The lawyers will get $30 million—does that mean the authors are getting screwed?
The Honorable Denny Chin
United States District Judge
United States Courthouse
500 Pearl Street
New York, New York 10007
August 10, 2009
Dear Judge Chin:
I’m a published author whose work is at stake in the proposed settlement for The Authors Guild, et al., vs. Google, Inc.
I’m not a lawyer, so you’ll have to excuse my lack of legalese, but… this deal stinks. Please put an end to it.
It’s wrong on so many levels.
First, you have attorneys manipulating class action law to make an entire profession – writers! – a “class.” That’s not what class action law was created for. What’s next? All bakers? All plumbers?
The settlement is 323 pages designed to make lawyers wealthy.
Paul Aiken, the Executive Director of the Authors Guild, confirmed for me this past Friday that the law firm representing the guild will make $30 million dollars if this settlement happens. Google will pay them that money. That’s an incredible financial incentive to make this deal go through, regardless of whether it’s in the best interest of authors.
The truth is that a large number of authors are terribly confused or in the dark about this case. When the Department of Justice recently announced that it’s pursuing an antitrust investigation into this settlement, I wrote a letter to Deputy Assistant Attorney General William F. Cavanaugh in support of the investigation. Like many writers, I want to know if mischief got us to this point.

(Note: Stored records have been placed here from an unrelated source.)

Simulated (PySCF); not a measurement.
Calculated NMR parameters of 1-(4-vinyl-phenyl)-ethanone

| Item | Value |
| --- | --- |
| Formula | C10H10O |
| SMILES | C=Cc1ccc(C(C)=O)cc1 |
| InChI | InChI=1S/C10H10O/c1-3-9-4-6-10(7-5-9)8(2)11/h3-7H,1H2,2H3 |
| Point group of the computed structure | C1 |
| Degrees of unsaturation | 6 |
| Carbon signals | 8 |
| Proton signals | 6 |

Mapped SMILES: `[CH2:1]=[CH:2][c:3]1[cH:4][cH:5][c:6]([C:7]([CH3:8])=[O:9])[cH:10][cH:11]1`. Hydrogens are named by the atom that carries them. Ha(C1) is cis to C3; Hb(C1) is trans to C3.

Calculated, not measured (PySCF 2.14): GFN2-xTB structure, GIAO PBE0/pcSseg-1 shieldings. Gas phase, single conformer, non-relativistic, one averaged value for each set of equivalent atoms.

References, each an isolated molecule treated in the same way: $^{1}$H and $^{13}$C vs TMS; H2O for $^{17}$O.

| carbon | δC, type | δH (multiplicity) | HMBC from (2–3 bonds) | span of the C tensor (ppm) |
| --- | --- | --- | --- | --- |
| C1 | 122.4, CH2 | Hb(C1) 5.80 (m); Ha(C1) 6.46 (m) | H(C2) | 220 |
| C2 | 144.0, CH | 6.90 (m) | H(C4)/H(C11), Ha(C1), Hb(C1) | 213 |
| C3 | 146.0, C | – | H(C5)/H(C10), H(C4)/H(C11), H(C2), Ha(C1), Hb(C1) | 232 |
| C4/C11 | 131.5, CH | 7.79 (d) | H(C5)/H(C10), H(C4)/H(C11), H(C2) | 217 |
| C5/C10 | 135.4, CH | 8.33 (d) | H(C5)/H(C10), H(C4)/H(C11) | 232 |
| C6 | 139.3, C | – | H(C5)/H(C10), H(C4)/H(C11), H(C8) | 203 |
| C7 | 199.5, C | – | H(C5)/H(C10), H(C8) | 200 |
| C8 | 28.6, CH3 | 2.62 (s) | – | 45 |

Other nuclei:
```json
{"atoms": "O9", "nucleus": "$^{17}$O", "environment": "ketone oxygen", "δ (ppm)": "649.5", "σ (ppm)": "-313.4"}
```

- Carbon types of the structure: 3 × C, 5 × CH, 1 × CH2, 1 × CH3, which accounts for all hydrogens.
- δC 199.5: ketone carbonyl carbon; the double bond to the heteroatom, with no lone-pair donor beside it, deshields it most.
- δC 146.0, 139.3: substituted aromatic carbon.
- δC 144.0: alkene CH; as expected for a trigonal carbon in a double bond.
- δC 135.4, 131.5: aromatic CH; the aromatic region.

I made my letter public, and an amazing thing happened. I got emails from authors all over the country saying that my letter was the first they’d heard of the settlement.
That’s not surprising. Writers are individuals. We’re not a “class” that’s somehow reachable with one shout.
Instead, you’ve got two parties forging this settlement who had nothing to do with any of the creation of the books at stake. Yet somehow they’ve been able to go to court to push through a deal over rights to books that neither of them owns.
Who put them in charge? I certainly did not, and I say that as a dues paying member of The Authors Guild. My membership does not give the Guild any legal rights to my books.
It’s my understanding that under federal copyright laws no one is allowed to copy, reproduce and distribute my books without my prior permission. That’s stealing. If someone steals from a store, they’re prosecuted for shoplifting. This settlement rewards the thief.
We’re in the middle of the digital transformation of the written word. At issue in this case is whether the people who create content continue to own all the rights to their work as they always have. This settlement changes that.
The Authors Guild has been out publicly shouting down anyone who disagrees with this deal. Just today the Guild sent out a mass email scolding a dissenter and claiming that the settlement allows rights holders to “retain complete control over whether, and how, your book is displayed or sold to users.”
Really? If we’re retaining all the same control as before, then why do 323 pages and $30 million dollars need to exchange hands?
I’m an individual. Not a “class.” I wrote every word of my books, and I made individual deals in order to get each one published. That process takes years. If someone wants rights to my books, they can take a few minutes to ask me first. That’s not too much to request. It is, in fact, the law.
Copyright law as it exists is pretty straightforward when it comes to the permission process. This whole case represents an unreasonable change. It gives a corporation access to copyright protected work first, and then requires authors to study a 323 page legal document and decide whether to “opt out.” This is not an improvement to current copyright law. It undermines it.
For all of these reasons, I object to The Authors Guild, et al., vs. Google, Inc. settlement. Please intervene and stop it.